The loss of the war in 1994 torpedoed the aspirations of southern independence and led to the occupation of the southern territories. The Salih regime took the following actions to permanently marginalize, destabilize and suppress the south:
After the war, the entire South Yemeni army was dissolved. The military personnel, including soldiers and officers, were forced into retirement. Hundreds of thousands of employees were affected. Likewise, police and civil servants were forcibly retired. High state ranks in the south, such as governor positions, were granted to North Yemenis.
Factories which had been state property of the PDRY were looted and plundered, or sold below price to people loyal to the regime. Factory workers lost their jobs. Besides the numerous factories that had to cease their operations, regime supporters and high-ranking officers of the Salih regime confiscated land equivalent to the size of the state of Bahrain. Multitudes of South Yemenis were dispossessed and their civil rights stolen.
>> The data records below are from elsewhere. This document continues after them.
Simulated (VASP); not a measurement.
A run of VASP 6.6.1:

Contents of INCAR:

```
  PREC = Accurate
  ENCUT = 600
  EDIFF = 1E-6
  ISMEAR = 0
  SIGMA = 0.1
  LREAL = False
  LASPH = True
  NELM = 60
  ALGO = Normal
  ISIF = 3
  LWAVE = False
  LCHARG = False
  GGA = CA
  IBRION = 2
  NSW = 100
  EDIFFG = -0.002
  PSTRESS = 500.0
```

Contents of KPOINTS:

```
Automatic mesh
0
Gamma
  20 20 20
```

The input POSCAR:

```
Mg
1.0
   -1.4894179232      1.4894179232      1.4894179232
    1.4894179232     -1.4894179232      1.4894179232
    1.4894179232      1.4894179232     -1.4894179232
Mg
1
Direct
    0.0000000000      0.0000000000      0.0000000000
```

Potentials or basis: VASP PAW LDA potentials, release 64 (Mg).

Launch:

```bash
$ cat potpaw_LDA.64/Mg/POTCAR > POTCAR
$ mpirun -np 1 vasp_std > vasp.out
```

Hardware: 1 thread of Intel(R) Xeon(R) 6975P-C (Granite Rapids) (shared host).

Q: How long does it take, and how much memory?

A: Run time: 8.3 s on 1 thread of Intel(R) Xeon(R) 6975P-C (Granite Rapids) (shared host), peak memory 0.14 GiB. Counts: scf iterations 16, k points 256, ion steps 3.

Aden, the capital of the PDRY – once a flourishing port city with one of the most significant harbors in the world in the 1950s (second only to New York) – was proclaimed the economic capital of the unified country. However, the promises of economic prosperity were not fulfilled, and the harbor business operated far below its capabilities. Moreover, investment in infrastructure failed to appear. Large scale corruption discouraged investment in the commercial and economic sector. Northern elites became shareholders in any investment in the south, and they profited from any such business that existed. Because of the discontinuation of operations in numerous factories, the private sector has been so weakened that, to this day, scarcely any employment is available. A majority of the southern population is unemployed today. Particularly among young people, the unemployment rate is very high.
Furthermore, the Salih regime has profited for more than two decades from the exploitation of southern oil. Approximately 80 percent of oil in Yemen is situated in the southern governorates of Hadramawt and Shabwa. The local population are excluded from profits from the oil; however, they do suffer from the consequences of oil exploitation, such as poisoned ground water. International companies which produced oil in the south paid enormous sums to gain oil concessions from the Salih regime. Moreover, North Yemeni generals charged for the protection of the oil companies and their facilities. They made millions in profit.